The more traditional sort of logic puzzle can be played online at several sites, such as
logic-puzzles.org. This site is neat in that it keeps internet-wide average and best times for each puzzle.
Some major difference between traditional logic puzzles, which long predate computers and are intended to be solved on paper, and computer games like Sherlock, are:
- traditional puzzles don’t correct your mistakes as you go
- traditional puzzles don’t automatically fill in the puzzle grid for you
- traditional puzzles usually use words, not graphics
- traditional puzzles have more kinds of clues.
Sherlock puzzles are therefore a subset of traditional logic puzzles.

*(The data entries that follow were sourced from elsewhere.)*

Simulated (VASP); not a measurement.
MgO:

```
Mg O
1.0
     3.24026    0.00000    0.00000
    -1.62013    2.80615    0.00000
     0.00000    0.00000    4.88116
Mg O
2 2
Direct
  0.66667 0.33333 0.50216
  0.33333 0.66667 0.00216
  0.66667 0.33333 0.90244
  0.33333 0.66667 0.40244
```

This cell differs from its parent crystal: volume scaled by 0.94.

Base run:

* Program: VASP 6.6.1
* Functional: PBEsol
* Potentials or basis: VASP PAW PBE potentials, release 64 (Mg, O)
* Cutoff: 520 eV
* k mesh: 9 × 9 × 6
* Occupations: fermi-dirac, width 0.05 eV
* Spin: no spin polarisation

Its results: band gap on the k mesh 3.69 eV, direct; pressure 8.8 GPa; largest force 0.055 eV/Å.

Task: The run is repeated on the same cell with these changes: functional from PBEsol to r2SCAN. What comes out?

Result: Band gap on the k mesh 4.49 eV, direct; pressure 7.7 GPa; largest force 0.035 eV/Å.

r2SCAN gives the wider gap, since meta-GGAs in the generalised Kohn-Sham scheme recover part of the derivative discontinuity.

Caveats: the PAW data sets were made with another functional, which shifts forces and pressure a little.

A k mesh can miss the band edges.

The differences between Sherlock and traditional logic puzzles, while minor, are interesting. In addition to its more forgiving and automatic play and limited kinds of clues, because it doesn’t use language, it seems to me to engage different brain centers. Also, you don’t need to know any written language to play it. Traditional logic puzzles sometimes try to trick you with subtly twists of language in the clues. Sherlock is incapable of such cheap tricks.
I encourage everybody who likes Sherlock to try playing some traditional logic puzzles. Though it’s doubtful Einstein really said the quote attributed to him about a particular logic puzzle, it’s certain that if he did, he was talking about one printed on paper, not a computer game-ized one.